To be short, firmware is a program for MCU.
Gateware is a configuration bitstream for FPGA.
And now I think it's pretty clear that these things are very different.
Weeeeeellll……
Even the FPGA manufacturers can’t agree on what it’s called, so “gateware” is certainly not established enough a term that you can decree that it is the only correct term.
As for firmware vs software, let’s review the history of the terms.
Of course we started with hardware, the hard-wired circuitry. The earliest computers were always hard-wired for a particular function.
When computers were later introduced which ran programs that first had to be loaded into working memory (what we imprecisely call RAM) to be run, and the working memory is typically initialized and blanked on startup. So software became the term for program code loaded into volatile memory from a storage medium like punch cards, punched tape, magnetic tape or disks, etc. (Or even from a paper code listing, if manually entered by the operator like on an Altair.)
When we started storing program code in read-only storage that is built into the machine (core rope memory, mask ROM, PROM, and EPROM), we coined “firmware” to mean “software that’s fixed in hardware”, with “firm” being a consistency between hard and soft. At the time the term was coined, these were truly read-only storage, with even EPROMs being programmed separately and being unalterable without removing it from the computer. So “firmware” first came to mean “program code that never changes without modifying the hardware”. In many things, we just referred to them as the ROM. And as we know, this usually was used for either low-level code in complex systems, or for all the code in little embedded systems like MCUs. (Very few complex systems used ROM for high-level code, but there are a few examples, like very early Macs, which contained most of the operating system in ROM, and just had clever mechanisms to let the OS on the disk “patch” the ROM code when changes were needed.) In a strict sense, firmware is a subtype of software.

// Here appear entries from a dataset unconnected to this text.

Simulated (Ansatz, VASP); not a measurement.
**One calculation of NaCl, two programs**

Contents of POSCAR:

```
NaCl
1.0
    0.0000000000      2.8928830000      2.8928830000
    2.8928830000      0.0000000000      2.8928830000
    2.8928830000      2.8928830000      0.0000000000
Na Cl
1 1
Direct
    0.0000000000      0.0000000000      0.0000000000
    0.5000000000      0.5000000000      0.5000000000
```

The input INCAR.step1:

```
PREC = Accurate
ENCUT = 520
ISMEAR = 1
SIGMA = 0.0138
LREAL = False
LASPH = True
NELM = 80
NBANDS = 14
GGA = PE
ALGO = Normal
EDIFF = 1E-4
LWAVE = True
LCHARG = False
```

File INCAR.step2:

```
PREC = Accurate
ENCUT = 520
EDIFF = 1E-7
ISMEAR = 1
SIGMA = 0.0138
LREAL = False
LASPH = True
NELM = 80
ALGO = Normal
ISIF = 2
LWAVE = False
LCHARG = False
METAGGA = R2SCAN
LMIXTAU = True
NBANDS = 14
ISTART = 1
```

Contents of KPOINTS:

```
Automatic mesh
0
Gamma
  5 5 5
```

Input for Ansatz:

Later, by the time EEPROMs that can be programmed in-circuit came out, the term “firmware” was already fairly established to mean “low-level code in complex systems, or all the code in little embedded systems like MCUs”, and so we kept it even after the hardware gained the capability of modifying said code. And that’s the meaning it retains to this day. It doesn’t have to mean an MCU exclusively, it can also mean the low-level code for a main CPU.
FPGAs are an interesting case, insofar as the source for the bitstream can be firmware or software. (For example, in many modern oscilloscopes the firmware contains the FPGA bitstream, but in Windows-based oscilloscopes, it can be loaded directly from the software on the boot drive.)